It is also necessary to evaluate horses’ personalities and identify any possible behavioral issues. In addition to observing horses in situations such as leading, grooming and receiving health care, the KyEHC staff does its best to determine each horse’s under-saddle abilities.
“We’ll ride a lot of the horses coming off the track first to make sure they’re not dangerous,” says Neagle. “Sometimes the horses that come from animal control agencies, and even the ones that don’t, haven’t been ridden in several years. We’ll at least put a saddle on them to get a sense of what we think their capabilities are. We want to be able to give adopters as much information as we can.”
Once an application is approved, it is the adopter’s responsibility to transport the horse from the center to his new home. There are also a few commitments adopters have to keep up with for as long as they own the horse.

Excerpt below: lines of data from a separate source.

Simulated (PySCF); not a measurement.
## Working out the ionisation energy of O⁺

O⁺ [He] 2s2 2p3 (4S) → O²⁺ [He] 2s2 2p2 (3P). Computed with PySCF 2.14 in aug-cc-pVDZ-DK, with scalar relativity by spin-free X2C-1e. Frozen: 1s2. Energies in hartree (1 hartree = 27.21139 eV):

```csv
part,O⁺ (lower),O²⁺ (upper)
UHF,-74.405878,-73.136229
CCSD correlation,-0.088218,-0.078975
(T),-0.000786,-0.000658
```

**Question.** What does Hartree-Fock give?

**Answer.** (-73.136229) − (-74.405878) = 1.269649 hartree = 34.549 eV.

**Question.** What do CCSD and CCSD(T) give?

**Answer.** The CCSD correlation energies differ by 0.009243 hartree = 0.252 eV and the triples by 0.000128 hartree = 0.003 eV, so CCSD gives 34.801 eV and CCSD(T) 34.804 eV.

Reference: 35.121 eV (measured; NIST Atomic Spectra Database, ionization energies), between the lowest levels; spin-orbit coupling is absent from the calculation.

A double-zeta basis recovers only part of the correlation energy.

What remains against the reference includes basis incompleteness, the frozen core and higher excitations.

“They have to supply us with a vet check twice a year stating that the horse is in good condition,” says Neagle. “We also have the right to check on the horse at any time. If we feel the horse is not being properly cared for, we have the right to take possession of him immediately.”
Hopefully owner and horse develop a bond that lasts, but sometimes the partnership just doesn’t work out. Rest assured that the KyEHC will welcome the horse again, and in fact, requires that adopters return their horse if they can’t or don’t wish to keep him any longer.
“They have to bring the horse back to us, and we encourage people not to have any funny feelings about it,” says Neagle. “We understand completely that horses are different in all types of environments.”
Home Sweet Home
Equine rescues like the KyEHC give horses a second chance at life, and the people who take them home give them a second chance to be loved. Before you compare price tags on horses for sale, give some thought to adopting your dream horse.
“I think that people need to look into adopting a horse from a rescue before they buy one,” says Neagle. “There are a lot of great horses out there, and you’ll be giving a horse a home. The rescues always have the horses’ best interests in mind, so they’re going to be up front and tell you everything about a horse. It’s really a good way to go for a lot of people.”
Dixie was picked up by animal control officers, who thought she may have been abandoned at an auction, after she was found running along Dixie Highway in Elizabethtown, Ky. The Paint mare was surrendered to the KyEHC on Dec. 12, 2007, after spending about a month at a foster home.
“We had no previous history on her, so we had to start from scratch,” says Lori Neagle, executive director of the KyEHC. “It took a while to earn her trust and get her started under saddle. We are very happy to report that Dixie was adopted on Dec. 12, 2008, almost one year from her arrival at the KyEHC. Dixie is now living in Kentucky with her new family and is working on becoming a trail horse.”
March Featured rescue
The United States Equine Rescue League (USERL) is a 501(c)(3) non-profit organization that rehabilitates abused, neglected and abandoned horses and adopts them out to new homes. The USERL is also dedicated to educating horse owners and the public about proper horse care.
The organization conducts an Equine Cruelty Investigator Course for the public and law enforcement officials about recognizing neglect and abuse, and appropriately investigating these situations.
Besides its adoption program, the USERL has 350 foster farms in Virginia, Indiana, North Carolina and Kentucky that offer more individual care for horses that are waiting for new homes. Farms in these states can apply to foster horses as long as they have good references and the facilities pass inspection.
“The USERL uses foster farms exclusively to house neglected and abused horses, and this allows for community involvement and high volunteerism,” says Jennifer Malpass, USERL board chair. “No ownership of land means there are no property-maintenance costs. Therefore, a high percentage of donation dollars goes directly to helping the horses in need for feed, hay, and veterinary and farrier care.”